At the end of The Piano, Ada recites, ”There is a silence.” Yeah, that’s the sound most men make after watching the movie. Few films have been so filled with situations, imagery, and words that resonate deeply with women-but leave a lot of men baffled. A semi-semiotic guide:
1. The subtext. A blindness to what is being hidden by surface appearances: bad; an ability to delve beneath surfaces: good.
2. Alisdair Stewart as villain. The muttonchops and greasy hair would be enough, but women know Stewart is truly clueless when one of the first things he says to Ada is, ”You’re small.”
3. George Baines as hero. Susan Faludi, meet Robert Bly. George Baines has Maori tattoos and is illiterate: He’s Primitive Man. His lack of socialization makes it easier for him to break through the surface (bad) to get to know Ada (good).
4. Ada as a mute. It’s an act of defiance, first against her father and then against the whole male-dominated world she lives in.
5. Ada’s hairdo. Women need only a second to know these things about her: (a) she’s a perfectionist; (b) she appreciates beauty; (c) emotionally, this woman’s wound tighter than the springs in a Sealy Posturepedic.
6. The keyboard carved into a table. Although Ada can hear the music she plays on a fake piano, Stewart begins to think she’s psychotic. Any woman who wasn’t sure before, now knows the guy’s hopeless.
7. Flora as angel. A girl never stops hearing, ”You’re an angel,” ”What an angel,” ”Be an angel.” Boys will be boys, but when girls are bad, they seem horrid, because they’re being compared to supernatural beings. It’s the first of many double standards most women encounter, so when Flora betrays her mother while wearing wings, it hits hard.

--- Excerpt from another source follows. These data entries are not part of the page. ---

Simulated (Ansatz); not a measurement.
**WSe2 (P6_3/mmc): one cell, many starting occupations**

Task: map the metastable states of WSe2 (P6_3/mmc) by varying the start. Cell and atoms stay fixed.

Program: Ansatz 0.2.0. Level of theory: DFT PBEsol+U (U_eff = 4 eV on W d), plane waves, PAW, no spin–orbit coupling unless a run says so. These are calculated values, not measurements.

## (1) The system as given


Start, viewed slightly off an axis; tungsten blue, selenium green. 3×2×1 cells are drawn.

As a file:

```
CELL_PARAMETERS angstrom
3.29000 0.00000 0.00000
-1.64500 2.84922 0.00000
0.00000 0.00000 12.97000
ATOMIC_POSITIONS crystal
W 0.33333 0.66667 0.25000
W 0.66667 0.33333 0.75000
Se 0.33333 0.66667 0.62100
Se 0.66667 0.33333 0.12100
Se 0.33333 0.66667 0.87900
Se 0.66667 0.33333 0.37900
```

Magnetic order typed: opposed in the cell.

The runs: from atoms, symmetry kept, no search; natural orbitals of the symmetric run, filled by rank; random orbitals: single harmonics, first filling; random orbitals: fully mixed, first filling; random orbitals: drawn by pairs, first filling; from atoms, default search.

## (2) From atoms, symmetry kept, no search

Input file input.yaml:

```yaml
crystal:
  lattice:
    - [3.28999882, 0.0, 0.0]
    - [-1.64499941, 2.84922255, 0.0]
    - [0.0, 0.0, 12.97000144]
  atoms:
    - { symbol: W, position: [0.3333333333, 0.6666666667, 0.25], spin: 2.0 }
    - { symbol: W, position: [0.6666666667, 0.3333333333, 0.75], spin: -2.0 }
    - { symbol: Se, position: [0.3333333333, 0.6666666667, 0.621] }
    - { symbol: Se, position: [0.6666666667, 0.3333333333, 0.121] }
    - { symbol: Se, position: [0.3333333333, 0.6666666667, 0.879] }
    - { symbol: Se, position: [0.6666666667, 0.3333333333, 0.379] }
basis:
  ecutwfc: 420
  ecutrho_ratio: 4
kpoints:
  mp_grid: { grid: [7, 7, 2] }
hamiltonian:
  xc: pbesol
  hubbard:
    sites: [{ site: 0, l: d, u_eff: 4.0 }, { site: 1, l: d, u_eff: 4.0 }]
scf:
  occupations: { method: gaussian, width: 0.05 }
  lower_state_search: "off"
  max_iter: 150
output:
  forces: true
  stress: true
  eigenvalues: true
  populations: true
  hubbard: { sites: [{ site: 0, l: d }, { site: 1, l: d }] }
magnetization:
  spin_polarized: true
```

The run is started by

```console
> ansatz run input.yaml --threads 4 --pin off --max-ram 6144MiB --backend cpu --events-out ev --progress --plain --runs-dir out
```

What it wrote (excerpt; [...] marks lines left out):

8. Full-frontal male nudity. It’s exciting, not erotic. Ada’s father sold her to Stewart, but in her relationship with Baines she gets to play as an equal. Baines’ nakedness ups the ante in their high-stakes game. Anyway, isn’t it a pleasant change to have a man perform the gratuitous nude scene?
9. Dumping the piano. During the movie, it evolves into a symbol of Ada’s servitude. Time for the old heave-ho. But it can’t be left on the beach — no, it has to go Beneath the Surface.
10. The finger excision. Stewart is subconsciously trying to Bobbittize her, but though she’s shocked — not to mention in shock — she can’t be castrated.